## Primitive lambda-roots

Nearly ten years ago, Donald Preece and I wrote the first draft of a set of notes on primitive lambda-roots. We could never decide what do do with them: they were too short for a monograph, too long (and expository) for a research paper. We discussed it but didn’t get around to doing anything with them apart from putting them on the web.

Now we can no longer discuss them, but I would like them to be read and used. So I have decided to put the current version (with some very minor changes, mainly bringing the references up to date) with my lecture notes.

Below is a slightly edited version of the preface of the notes.

The most important examples of finite commutative rings with identity are undoubtedly the rings Zn of integers mod n, for nN.

In the case where n is a prime number p, Zp is a field: its non-zero elements form a multiplicative group. This group is cyclic, of order n−1, and its generators are the primitive roots mod p.

If n is not prime, then Zn is not a field: an element x is invertible if and only if it is coprime to n, that is, gcd(n,x) = 1. The invertible elements of Zn form a group U(n), the group of units mod n; its order is φ(n), where φ is Euler’s phi-function.

If this group is cyclic, its generators are again called primitive roots. However, this is a rare event: it occurs only if n is an odd prime power, or twice an odd prime power, or 4.

To replace this, Carmichael introduced his lambda-function λ(n), the exponent of U(n), that is, the smallest number m such that every unit x satisfies xm = 1. A primitive lambda-root (or PLR) is a unit whose order is λ(n). Clearly, primitive lambda-roots exist for all n. They are the object of our study.

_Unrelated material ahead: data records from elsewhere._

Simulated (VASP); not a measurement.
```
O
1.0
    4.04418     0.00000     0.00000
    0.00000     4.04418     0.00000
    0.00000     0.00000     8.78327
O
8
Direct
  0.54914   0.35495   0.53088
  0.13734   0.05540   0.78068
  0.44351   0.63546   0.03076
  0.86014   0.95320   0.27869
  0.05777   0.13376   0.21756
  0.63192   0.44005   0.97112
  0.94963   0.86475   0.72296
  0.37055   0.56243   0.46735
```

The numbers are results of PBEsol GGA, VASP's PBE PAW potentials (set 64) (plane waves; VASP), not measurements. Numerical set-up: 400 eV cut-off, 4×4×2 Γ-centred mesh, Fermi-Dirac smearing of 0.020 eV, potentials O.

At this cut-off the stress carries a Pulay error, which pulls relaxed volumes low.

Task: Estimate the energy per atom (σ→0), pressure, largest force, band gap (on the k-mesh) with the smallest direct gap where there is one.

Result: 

The role of finite fields in combinatorial constructions is well known. Our motivation is the fact that, with some ingenuity, the methods can be extended to Zn in some cases, with PLRs playing the role of primitive roots. The first chapter gives a couple of examples, the construction of terraces and difference sets.

Three other features of the text should be noted.

1. Our aim is expository; we begin with an account of the algebra we need, and end with a short discussion of the role of the lambda-function in the RSA cryptosystem.
2. We pose many open problems along the way. We hope that other researchers will find something to their taste here, as Thomas Müller and Jan-Christoph Schlage-Puchta have already done in one case.
3. We have implemented many of our calculations in GAP, and a file of documented GAP code accompanies the notes, to make further exploration easy.

The notes are here. I haven’t found a way yet of publishing the GAP code in a satisfactory format; you can extract it from the notes if you are in a hurry.